Prior to arriving at my current process, I would approach a new piece with an image in mind; an expectation. This had majorly blocked my creativity during my time at University, and never left me feeling fulfilled with my work. My personal life at the time mirrored my practice - seeking to please others and mold into whatever form would be validated.
In the early stages of my paradigm shift I had begun reading more, and one afternoon I was sitting on my couch reading Mark Manson's "The Subtle Art of Not Giving a F**K". And as I read there was one part that seized me in that moment - he spoke of motivation, and how motivation is not some magical mystical thing that suddenly happens to you, but rather it is the product of doing, it is a byproduct not the origin of productivity. And I remember feeling this surge of inspiration, I closed the book and walked into my art studio. I pulled out a fresh canvas and as I set it on the worktable I thought ... "just paint" - no idea, no sketch, no plan, no expectation - just paint. I found myself applying some watered down oils to the canvas and allowing it to drip, and then I thought - maybe I will rotate it - and then I continued - what if I let it dry and then disturb it? And on and on I was lead, I became more excited and more intrigued - seeing shapes form, some more pronounced, some called to be detailed.

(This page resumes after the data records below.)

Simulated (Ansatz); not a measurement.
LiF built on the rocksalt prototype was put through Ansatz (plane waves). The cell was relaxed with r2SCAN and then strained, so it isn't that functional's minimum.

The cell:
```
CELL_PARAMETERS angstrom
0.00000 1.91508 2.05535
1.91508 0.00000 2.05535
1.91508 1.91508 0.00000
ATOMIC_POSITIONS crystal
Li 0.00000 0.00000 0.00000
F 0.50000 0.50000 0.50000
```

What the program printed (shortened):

I remember putting the brush down for a moment and as I looked at what I had created I was overcome with emotion. This rolling up from my stomach, the corners of my eyes warming as tears began to well; and I thought ... I am an artist.
Since then I have continued this process, allowing the paint to drip and dry, and painting what I see. Having no expectation or plan of what it will be, but simply holding a faith in the process and my creativity. Oddly enough as I have gone on, I have begun to notice this synchronicity between my life and the work - and oddly enough in ways where the work develops before my understanding of my own life does. I had been ruminating on writing about my practice - for I am still very much so only aware of its meaning in glimpses. I was out for a walk with a friend recently, a fellow artist and we were catching each other up on our lives, and she put my practice into a way I had been reaching to articulate. As an encounter with self.
I aim to follow this practice as I go on, and to play around with it; using a larger scale canvas and brushes perhaps. I am joyously curious to see where this takes me.